Force niofs for fdt tmp file read access when flushing stored fields #129538

martijnvg · 2025-06-17T09:55:14Z

Due to the way how stored fields get flushed when index sorting is active, it is possible that we encounter significant page cache faults when memory is scarce. In order to mitigate some of the slowness around this, we're planning to no longer mmap the fdt temp file. Initially behind a feature flag, to check for unforeseen side effects.

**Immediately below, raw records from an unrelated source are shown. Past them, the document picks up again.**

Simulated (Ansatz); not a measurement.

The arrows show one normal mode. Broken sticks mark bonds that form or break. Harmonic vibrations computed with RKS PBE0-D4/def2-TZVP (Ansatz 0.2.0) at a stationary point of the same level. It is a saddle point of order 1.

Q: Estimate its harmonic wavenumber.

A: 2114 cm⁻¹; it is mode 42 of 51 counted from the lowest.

Typically using always mmap directory is better compared to noifs directory given there is a sufficient memory available to the OS for filesystem caching. However when that isn't the case, then indexing performance can vary a lot (often very slow). This is more true for files tmp files that stored fields create during flushing. These files exist for only a brief moment to sort stored fields in the order of the configured index sorting and are then removed. If these tmp files are mmapped there is risk to trash file system cache.

This change only avoids using mmap for the fdt tmp file. This the file that actually contains the data and can large compared to other files that get flushed. The fdm (metadata) and fdi (stored field index) remain being mmapped.

(labelling as non-issue, until feature flag has been removed)

…fields and force direct io for checksuming fdt tmp file.

…n flushing stored fields

This reverts commit 81e0a39.

elasticsearchmachine · 2025-06-20T12:22:33Z

Hi @martijnvg, I've created a changelog YAML for you.

elasticsearchmachine · 2025-06-20T12:39:04Z

Pinging @elastic/es-storage-engine (Team:StorageEngine)

ChrisHegarty

Makes sense to me @martijnvg. LGTM

Longer term we should consider how to migrate to using the new IOContext Hints in 10.3, so as to avoid the fragile dependency on the file name.

martijnvg · 2025-06-20T13:52:59Z

Longer term we should consider how to migrate to using the new IOContext Hints in 10.3, so as to avoid the fragile dependency on the file name.

I will add a item on the roadmap for this.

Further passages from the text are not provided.